The whole case, indeed, reeks with nonsense. What must an intelligent foreigner, contemplating it, think of the administration of justice among us? Well, no matter how biliously he thinks about it, he will not be unjust himself. In many American jurisdictions, including especially California and New York, almost every case against a wealthy and prominent man is carried on in precisely the same way—the newspapers full of inflammatory tirades against him, the prosecuting officers eagerly grabbing all the publicity they can get out of it, a multitude of obscure scoundrels trying to horn into it as witnesses, and the learned judges observing the whole buffoonery with the utmost complacency, and even, on occasion—as during the war, for example—putting on the motley themselves, and leaping yelling into the ring. The question of Arbuckle’s guilt or innocence does not enter into the matter. The important thing is that a poor and obscure man, standing in his boots, facing the evidence that he faces, would go to jail, perhaps, for sixty days, and then depart in peace. But Arbuckle, having plenty of money and being good for first-page stories every day, is actually brought into the shadow of the gallows—and if the State prosecuting officers, by some mischance, muff him, then their Federal brethren will take a hack at him for bootlegging and white slavery.
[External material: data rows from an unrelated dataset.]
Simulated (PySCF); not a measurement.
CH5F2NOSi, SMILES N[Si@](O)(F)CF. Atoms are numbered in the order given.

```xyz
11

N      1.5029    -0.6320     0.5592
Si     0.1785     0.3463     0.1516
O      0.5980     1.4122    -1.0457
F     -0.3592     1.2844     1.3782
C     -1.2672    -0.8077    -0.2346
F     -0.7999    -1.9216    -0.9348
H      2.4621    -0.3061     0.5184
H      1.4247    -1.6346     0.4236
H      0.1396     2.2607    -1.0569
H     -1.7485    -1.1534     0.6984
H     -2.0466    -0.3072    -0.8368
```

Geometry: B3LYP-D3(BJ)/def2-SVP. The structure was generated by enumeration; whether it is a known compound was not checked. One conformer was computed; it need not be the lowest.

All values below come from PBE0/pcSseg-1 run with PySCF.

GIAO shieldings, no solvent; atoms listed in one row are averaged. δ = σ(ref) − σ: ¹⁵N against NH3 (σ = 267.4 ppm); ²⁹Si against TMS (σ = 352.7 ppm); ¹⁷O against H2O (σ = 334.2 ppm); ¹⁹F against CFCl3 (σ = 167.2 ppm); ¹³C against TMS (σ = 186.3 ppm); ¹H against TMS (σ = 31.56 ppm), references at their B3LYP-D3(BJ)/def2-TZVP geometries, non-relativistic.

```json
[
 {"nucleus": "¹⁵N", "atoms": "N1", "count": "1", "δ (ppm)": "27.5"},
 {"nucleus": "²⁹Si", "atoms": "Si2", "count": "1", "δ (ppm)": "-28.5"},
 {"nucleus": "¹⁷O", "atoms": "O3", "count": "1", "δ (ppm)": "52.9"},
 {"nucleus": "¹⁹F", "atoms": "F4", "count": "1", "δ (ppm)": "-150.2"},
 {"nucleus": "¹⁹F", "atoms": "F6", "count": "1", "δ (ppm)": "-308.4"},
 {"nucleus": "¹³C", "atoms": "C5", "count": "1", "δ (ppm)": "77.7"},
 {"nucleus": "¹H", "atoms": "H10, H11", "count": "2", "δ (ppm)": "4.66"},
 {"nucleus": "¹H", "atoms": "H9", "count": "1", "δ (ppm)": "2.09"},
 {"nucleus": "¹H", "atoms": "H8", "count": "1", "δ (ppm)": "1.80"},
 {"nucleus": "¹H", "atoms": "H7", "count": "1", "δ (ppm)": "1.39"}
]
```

This last embellishment appears inevitably in every American
cause célèbre.
Let it begin to appear that a defendant of wealth and prominence,
i.e.
, a defendant who makes good hunting for prosecuting officers aspiring to higher office, is likely to be acquitted of the first charge brought against him, and at once he will be confronted by a series of other charges. Our insane laws, which prohibit thousands of acts that are committed by perfectly reputable persons every day, make it possible for almost any man, once he falls into the hands of the police, to be put on trial for some offense that may be severely punished. The Volstead Act is typical of this sort of dishonest legislation. It is violated by literally millions of Americans every day, and everyone knows that it is violated. It is violated as Fatty Arbuckle violated it—if he actually violated it at all—in every large American hotel every hour of the twenty-four. Not even so vast an ass as Volstead himself could imagine enforcing it equally against all men, as every law should be enforced.
But it is a nice thing to have in reserve. It gives an ambitious prosecuting officer a second crack at his victim. It is good for one more first-page story in the newspapers. It clothes the whole buffoonery with the solemn dignity of the national Government, which is to say, with the solemn dignity of the honorable corps of Prohibition officers, including those who are honest as well as those who are for sale.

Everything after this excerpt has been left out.